# How do you differentiate f(x) = (cos2x)/(e^(2x)-x) using the quotient rule?

Feb 2, 2018

$\frac{- 2 \sin \left(2 x\right) \cdot \left({e}^{2 x} - x\right) - \left(2 {e}^{2 x} - 1\right) \cdot \cos \left(2 x\right)}{{e}^{2 x} - x} ^ 2$

#### Explanation:

The quotient rule states that, given $\left(\frac{f}{g}\right) '$, (mind that this is in Newton's notation), the derivative is $\frac{f ' g - f g '}{g} ^ 2$

Here, $f = \cos 2 x$, and $g = {e}^{2 x} - x$.

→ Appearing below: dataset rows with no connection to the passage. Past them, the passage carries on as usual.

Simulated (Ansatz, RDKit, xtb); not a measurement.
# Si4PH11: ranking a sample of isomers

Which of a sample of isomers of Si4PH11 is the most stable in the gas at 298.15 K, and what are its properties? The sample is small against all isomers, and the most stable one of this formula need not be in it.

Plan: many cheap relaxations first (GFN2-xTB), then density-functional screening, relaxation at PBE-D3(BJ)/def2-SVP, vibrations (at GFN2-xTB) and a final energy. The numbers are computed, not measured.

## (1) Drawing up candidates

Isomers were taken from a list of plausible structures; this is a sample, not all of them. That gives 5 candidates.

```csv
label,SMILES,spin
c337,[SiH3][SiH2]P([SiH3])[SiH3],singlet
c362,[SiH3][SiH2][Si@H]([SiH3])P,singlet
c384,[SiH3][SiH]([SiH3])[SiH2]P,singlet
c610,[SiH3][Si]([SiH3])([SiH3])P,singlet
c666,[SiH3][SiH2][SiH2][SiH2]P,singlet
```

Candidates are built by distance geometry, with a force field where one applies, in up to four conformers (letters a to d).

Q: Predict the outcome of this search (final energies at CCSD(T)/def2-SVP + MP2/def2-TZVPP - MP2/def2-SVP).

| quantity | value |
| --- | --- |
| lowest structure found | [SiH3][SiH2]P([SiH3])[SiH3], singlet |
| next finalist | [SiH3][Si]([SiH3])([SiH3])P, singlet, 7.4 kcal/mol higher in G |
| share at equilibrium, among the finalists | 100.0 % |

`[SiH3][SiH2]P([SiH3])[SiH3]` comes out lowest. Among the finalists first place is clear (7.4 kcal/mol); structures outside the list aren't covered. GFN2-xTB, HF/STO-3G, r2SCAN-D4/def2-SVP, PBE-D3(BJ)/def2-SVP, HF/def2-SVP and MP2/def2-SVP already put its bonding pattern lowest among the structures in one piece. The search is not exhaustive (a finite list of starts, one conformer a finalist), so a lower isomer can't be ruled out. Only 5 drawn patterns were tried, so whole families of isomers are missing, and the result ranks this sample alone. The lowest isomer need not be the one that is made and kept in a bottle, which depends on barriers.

Let's tackle the problem a step at a time.

First, $f '$.

The derivative of $\cos 2 x$ cannot be calculated directly. We must use the chain rule, which states that $\frac{\mathrm{df} \left(u\right)}{\mathrm{dx}} = \frac{\mathrm{df}}{\mathrm{du}} \cdot \frac{\mathrm{du}}{\mathrm{dx}}$.

Here, $f = \cos u$, and $u = 2 x$

The derivative of $\cos u = - \sin u$, and the derivative of $2 x = 2$.

Multiplying: $- 2 \sin u$

$f ' = - 2 \sin 2 x$

Next, $g '$.

Again, the derivative of ${e}^{2} x - x$ cannot be done directly. The difference rule states that $\left(f - g\right) ' = f ' - g '$.

So first, $\frac{d}{\mathrm{dx}} {e}^{2 x}$. Use the chain rule again, here $f = {e}^{u}$ and $g = 2 x$.

The derivative of ${e}^{u} = {e}^{u}$, and of $2 x = 2$

So this becomes $2 {e}^{u}$.

$g ' = 2 {e}^{2 x} - 1$. The $1$ is the derivative of $x$.

Now we can simply input.

$\frac{f ' g - f g '}{g} ^ 2$

$\frac{\left(- 2 \sin 2 x\right) \left({e}^{2 x} - x\right) - \left(\cos 2 x\right) \left(2 {e}^{2 x} - 1\right)}{{e}^{2 x} - x} ^ 2$

$\frac{- 2 \sin \left(2 x\right) \cdot \left({e}^{2 x} - x\right) - \left(2 {e}^{2 x} - 1\right) \cdot \cos \left(2 x\right)}{{e}^{2 x} - x} ^ 2$